Four leading economists have called on the Bank of England’s Monetary Policy Committee to cut interest rates from their already historic low in an attempt to kickstart growth. The members of The Times’ Shadow MPC — Michael Saunders, UK economist at Citigroup; Sushil Wadhwani, of Wadhwani Asset Management; Sir Steve Robson, the former second permanent secretary to the Treasury; and Charles Goodhart, of the London School of Economics — urged the Bank to cut rates by a quarter point to 0.25 per cent. “The economic outlook has worsened since the July meeting and inflation prospects have improved further. More stimulus is needed to prevent inflation falling below target over time,” Mr Saunders said before the MPC’s two-day meeting, which begins today. Wadhwani and Mr Saunders also voted for more money to be pumped into the flagging economy through quantitative easing.

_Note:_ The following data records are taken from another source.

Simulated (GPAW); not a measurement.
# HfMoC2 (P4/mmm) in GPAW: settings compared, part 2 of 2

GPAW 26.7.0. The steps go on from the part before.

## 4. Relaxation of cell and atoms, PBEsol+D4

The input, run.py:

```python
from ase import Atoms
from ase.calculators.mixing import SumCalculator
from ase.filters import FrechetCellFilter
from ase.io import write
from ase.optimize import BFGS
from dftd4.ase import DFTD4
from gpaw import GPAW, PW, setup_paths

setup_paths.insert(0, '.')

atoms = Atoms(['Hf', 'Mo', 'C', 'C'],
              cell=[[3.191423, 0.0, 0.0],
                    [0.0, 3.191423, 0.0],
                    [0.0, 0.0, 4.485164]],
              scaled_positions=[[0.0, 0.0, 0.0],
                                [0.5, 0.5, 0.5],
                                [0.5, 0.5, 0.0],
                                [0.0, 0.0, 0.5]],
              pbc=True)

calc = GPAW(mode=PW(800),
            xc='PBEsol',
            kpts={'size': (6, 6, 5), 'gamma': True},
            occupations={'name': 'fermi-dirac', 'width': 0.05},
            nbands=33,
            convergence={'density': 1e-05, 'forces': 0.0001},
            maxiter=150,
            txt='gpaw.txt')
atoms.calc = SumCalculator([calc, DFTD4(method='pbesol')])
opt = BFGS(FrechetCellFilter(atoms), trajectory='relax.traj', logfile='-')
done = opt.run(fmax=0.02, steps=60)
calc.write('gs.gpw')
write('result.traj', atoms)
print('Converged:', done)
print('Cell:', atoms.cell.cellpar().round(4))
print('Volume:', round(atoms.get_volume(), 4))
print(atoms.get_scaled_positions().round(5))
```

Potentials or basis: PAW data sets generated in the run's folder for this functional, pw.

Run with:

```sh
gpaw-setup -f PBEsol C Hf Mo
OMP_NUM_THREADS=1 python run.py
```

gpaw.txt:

Britain’s heavily indebted economy would suffer a deeper slump than Germany’s in the immediate aftermath of a break-up of the euro, a leading consultancy has predicted. Fathom Financial Consulting estimates that the UK’s economic output would drop by 5.2% in 2013 in the case of an implosion of the single currency and a full-blown banking collapse. That compares with a 5% decline in gross domestic product in Germany and a 4.3% drop in the United States. The UK would suffer disproportionately in part because of its large financial sector and overvalued housing market. A flood of cash into sterling would also drive up the pound and crush exports, Danny Gabay, a director at Fathom, said. Speaking at the consultancy’s Monetary Policy Forum, he said that the Bank of England would have to print £1tn in its quantitative easing programme to stop the pound from skyrocketing, The Times reports.
The Serious Fraud Office vowed to press on with its controversial fraud investigation into property entrepreneur Robert Tchenguiz despite suffering a damning High Court judgment on the case. The SFO said the inquiry would continue with “renewed focus and vigour”, just hours after a High Court judge found it had illegally obtained search warrants used in dawn raids against Mr Tchenguiz and his brother Vincent. The decision means the multi-million pound investigation into Mr Tchenguiz’s links with failed Icelandic bank Kaupthing could run into a fourth year. Work carried out by the SFO in relation to the Tchenguiz investigation had already been labelled incompetent by the judge presiding over the judicial review into their arrests and the searches of their properties, The Telegraph says.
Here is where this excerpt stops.